Larry, interesting image(s). I do like it as is, feel the top of the
bike expands and may perfectly blur as expands. Just me, of course.
You may get sharper shadows and proper light intensity somehow focusing
the light. One assignment long ago was to cast a perfectly round and
crisp patch of light on a model - even the bare flash head was too soft
and the output too weak, so I rented a continuous light "cannon" and
managed to project trough the door. The photo can't be shown now (not
scheduled to scan and post since it was an assignment with clear and
directed briefing based on previously published fashion shot, not {my
own idea} image) but the model's shadow is crisp as it gets over the
background. It does get softer on the far side - but still sharper than
otherwise.
I remember some fresnel attachments for modifying camera flashes that
allow wildlife photographers to fill distant subjects. Believe they are
plastic, not needing to stand modeling lights. My Sinar had a fresnel
attachment, needed with tilted and shifted wide angles - may be another
source. Don't know if it will work, maybe you could try to project a
flash light with a wide angle and normal lenses to prove the concept -
I'd try it tonight if I get my flashlights to work ;-).

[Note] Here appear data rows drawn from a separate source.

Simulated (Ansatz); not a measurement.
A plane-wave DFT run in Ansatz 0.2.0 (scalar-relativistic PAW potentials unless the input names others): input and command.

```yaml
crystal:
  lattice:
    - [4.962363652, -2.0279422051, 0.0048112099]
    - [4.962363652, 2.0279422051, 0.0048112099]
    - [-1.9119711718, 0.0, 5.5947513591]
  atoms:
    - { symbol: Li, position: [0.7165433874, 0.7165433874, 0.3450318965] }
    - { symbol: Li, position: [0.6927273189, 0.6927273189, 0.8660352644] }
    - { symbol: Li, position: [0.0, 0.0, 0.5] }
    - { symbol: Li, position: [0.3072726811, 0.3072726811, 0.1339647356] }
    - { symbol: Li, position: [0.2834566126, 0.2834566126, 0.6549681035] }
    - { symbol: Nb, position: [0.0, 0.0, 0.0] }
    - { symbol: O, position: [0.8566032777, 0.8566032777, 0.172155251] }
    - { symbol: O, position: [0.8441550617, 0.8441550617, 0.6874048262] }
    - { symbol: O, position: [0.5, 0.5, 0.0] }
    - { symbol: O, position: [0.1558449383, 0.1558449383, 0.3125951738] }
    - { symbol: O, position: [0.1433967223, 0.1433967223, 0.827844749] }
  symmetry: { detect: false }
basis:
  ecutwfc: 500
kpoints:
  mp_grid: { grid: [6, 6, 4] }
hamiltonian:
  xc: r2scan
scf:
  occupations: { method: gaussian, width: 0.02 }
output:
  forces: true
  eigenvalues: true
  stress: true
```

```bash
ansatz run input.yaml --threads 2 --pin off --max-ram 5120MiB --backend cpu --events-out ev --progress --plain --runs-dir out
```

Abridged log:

Moving the light source far is a try, but it also would change the kind
of projection of the shadow - paralel light rays means shadow of the
same size, distortion provided only by the angle between light, bike and
the floor. Hey, almost forgot the focus zone of the tilted camera... you
have some choices to do.
I'm curious, do post the next set.
lf
--
luiz felipe
luiz.felipe at luizfelipe.fot.br
Larry's light experiments:
When I sit out at night on the bench by the river in my back yard, I
keep noticing the shadow cast by my bicycle onto the dance floor. Last
night, I put my strobe on the upstairs back porch, with the shade to
direct the light, and got some photos of the shadows cast. I'm not
entirely pleased with the results, I'd like sharper shadows all of the
way around.
I had thought about putting the grid on the strobe, another possibility
is taking the shade off (almost the opposite) which would make the light
source smaller, and therfore sharper/harder. Another possibility would
be some foil over the end of a shade with a smaller hold in the middle,
for an even smaller relative light source.
Has anyone tried something along these lines? Or have other
suggestions?
For reference, here is a shot from last night:
http://www.flickr.com/photos/ellarsee/8042908138/in/set-72157631665170226
note that the shadows are nice and sharp at the bottom, but a bit fuzzy
and rough at top.
There are also probably other things I could do by setting the light up
along the 30-50 foot length of the dance floor and deck, rather than the
20 foot width, and shooting down from a ladder to get a higher angle.
--
PDML Pentax-Discuss Mail List
PDML@pdml.net
http://pdml.net/mailman/listinfo/pdml_pdml.net
to UNSUBSCRIBE from the PDML, please visit the link directly above and follow
the directions.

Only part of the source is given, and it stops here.